Twitter will charge $8 for its Blue service: Elon Musk

On Twitter, Elon Musk revealed the benefits of paying a monthly subscription fee for a “blue tick” verification badge. According to previous reports, Twitter would charge $20 per month for verification, but the company will now charge $8 (Rs. 660 approx.) per month. Upon subscribing, Twitter users will receive a blue tick and four other benefits.

On Tuesday, Elon Musk tweeted about monetizing Twitter and reducing its reliance on advertisements. Furthermore, he mentioned that Twitter’s lords and peasants system for blue checkmarks is bullshit and the price is adjusted per country according to purchasing power parity.

Musk disclosed several more benefits of the Twitter Blue service in addition to the verification badge. According to Musk, blue-tick users would experience half as many advertisements while receiving precedence in answers, mentions, and searches. They would also be able to submit longer videos and audio.

Price adjusted by country proportionate to purchasing power parity

— Elon Musk (@elonmusk) November 1, 2022

Twitter ‘Blue’ membership and other perks

  • Blue for $8/month
  • Priority in replies, mentions, and searches, which is essential to defeating spam/scam.
  • Ability to post long videos and audio
  • Half as many ads
  • Paywall bypass for publishers
  • If a paid Blue account engages in spam/scam, that account will be suspended.

Casey Newton, writing as @platformer, reported that Twitter is apparently considering a $99 annual subscription in addition to the monthly option. According to internal conversations uncovered by Platformer, the business also aims to provide all users the opportunity to edit tweets. Previously, only Blue subscribers could use this feature.

Subscribers will also be able to bypass content paywalls for publications that agree to collaborate with Twitter, according to Musk. He stated that increased revenue from this system would enable Twitter to compensate content providers. Many users of the social media platform, like the famous author Stephen King, were upset by the proposed “blue tick” tax, but Musk didn’t seem to care.
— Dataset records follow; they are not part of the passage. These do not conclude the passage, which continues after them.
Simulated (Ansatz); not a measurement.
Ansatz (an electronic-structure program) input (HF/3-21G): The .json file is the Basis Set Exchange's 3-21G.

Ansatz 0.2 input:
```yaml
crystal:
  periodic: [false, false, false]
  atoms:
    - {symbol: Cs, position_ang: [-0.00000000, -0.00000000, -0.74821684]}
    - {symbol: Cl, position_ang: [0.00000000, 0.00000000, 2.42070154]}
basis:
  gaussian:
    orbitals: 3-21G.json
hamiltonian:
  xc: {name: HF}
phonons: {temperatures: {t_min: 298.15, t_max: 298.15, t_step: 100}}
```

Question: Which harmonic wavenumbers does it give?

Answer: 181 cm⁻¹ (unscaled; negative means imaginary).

But Musk faces a significant obstacle in overhauling Twitter’s business, which has not turned a profit in years. He has said that he wants to make Twitter less reliant on ads, even though some companies are worried about advertising on the site while he is in charge.

To remember, Twitter’s previous method of validating users for a blue tick involved a brief online application form and was intended for those whose identities were likely to be impersonated, such as celebrities, politicians, and journalists. After a lawsuit said the company didn’t do enough to stop people from making multiple accounts, this method was put in place in 2009.